My bus to Toronto leaves at 9:00 tonight, so I'm currently killing time at a pizza shop in the Latin Quarter. I just saw some crust punks carrying two pet rats in a cage. I just saw some other crust punks washing windshields for change. I just saw some other crust punks with elaborate full-face tattoos, lugging their worldly possessions in olive knapsacks. It's summertime in Canada, and things couldn't be more pleasant.

When I last left off, I was a few minutes away from checking in at my hostel, a small place on Ave. Mont-Royal. It was only moderately filthy, which I appreciated — and just four out of six beds were occupied in my room. Not bad!

So I took a quick shower and walked to Sina Queyras's place, three or four blocks away. She was quite nice, and we got on well. She read from her recent book Expressway, and we talked about its relation to the last several years she's spent living in Brooklyn. During that period she was teaching at Rutgers, so she also discussed the differences between creative writing students in the U.S. and Canada.

Sina Queyras

I headed back to the hostel afterward, where I hung around sending emails and half-watching television for the next few hours. In standard hostel form, people were sitting around drinking beers, swapping travel stories, and flirting with the cutest girl in the room. I'd seen it all before: three Germans poring over a map, an Australian dude with an eyebrow piercing, a guy who was clearly too old to be staying in a hostel, some shy Spanish people, etc. The Australian also had a tattoo on his foot, which read "You will never walk alone." He said it was the motto of Liverpool's football club, and that he got it while "drunk as fuck" on a trip to England. He also told a story about waking up on the median in the middle of a German autobahn and having no recollection of how he'd gotten there. Traffic was moving too fast for him to cross back, so the cops had to stop traffic and pick him up. I sort of stopped paying attention halfway through.

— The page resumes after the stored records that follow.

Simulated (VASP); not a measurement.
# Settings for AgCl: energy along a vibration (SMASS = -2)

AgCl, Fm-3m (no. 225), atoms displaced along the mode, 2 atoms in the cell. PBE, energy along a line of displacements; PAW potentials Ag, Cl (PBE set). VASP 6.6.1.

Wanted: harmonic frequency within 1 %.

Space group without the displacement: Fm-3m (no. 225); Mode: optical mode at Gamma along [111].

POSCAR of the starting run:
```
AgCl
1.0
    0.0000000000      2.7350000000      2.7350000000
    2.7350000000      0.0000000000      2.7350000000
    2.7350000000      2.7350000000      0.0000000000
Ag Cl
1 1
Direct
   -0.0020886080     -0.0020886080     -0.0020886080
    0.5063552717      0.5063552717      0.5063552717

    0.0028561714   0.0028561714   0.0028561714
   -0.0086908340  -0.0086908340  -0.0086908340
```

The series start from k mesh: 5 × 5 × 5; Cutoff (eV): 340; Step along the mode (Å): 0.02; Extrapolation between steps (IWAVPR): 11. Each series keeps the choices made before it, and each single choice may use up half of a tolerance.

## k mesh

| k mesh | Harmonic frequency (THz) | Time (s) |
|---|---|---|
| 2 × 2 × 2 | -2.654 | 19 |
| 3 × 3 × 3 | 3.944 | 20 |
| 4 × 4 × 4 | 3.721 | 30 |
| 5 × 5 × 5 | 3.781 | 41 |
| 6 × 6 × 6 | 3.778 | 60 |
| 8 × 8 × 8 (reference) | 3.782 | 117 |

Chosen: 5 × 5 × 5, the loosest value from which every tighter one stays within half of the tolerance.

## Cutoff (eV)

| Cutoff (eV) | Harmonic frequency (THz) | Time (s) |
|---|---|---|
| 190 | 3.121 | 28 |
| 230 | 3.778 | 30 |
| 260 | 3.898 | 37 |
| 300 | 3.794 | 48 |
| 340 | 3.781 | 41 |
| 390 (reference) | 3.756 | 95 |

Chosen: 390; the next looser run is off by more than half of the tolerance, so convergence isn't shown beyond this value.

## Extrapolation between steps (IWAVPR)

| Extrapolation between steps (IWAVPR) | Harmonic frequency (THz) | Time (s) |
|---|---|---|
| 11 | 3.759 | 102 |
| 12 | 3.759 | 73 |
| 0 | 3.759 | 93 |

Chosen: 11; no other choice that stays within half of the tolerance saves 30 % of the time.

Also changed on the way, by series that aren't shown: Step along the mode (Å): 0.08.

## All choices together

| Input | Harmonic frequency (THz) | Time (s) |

At one point Two and a Half Men came on, and I took it for granted that the people around me would let out a collective groan and change the channel. But no! The Australian and the older guy (a Canadian) started talking about what a funny show it is and how attractive one of the female characters is and its development from one season the next. Good grief.

I ate a cup of instant noodles for dinner and headed out for a nighttime walk through the city. My sense of Montreal's scale was a little off, though, so I ended up walking well over an hour before reaching the subway stop from which I knew how to get home. Developed some serious blisters on my feet, and soon obliterated them.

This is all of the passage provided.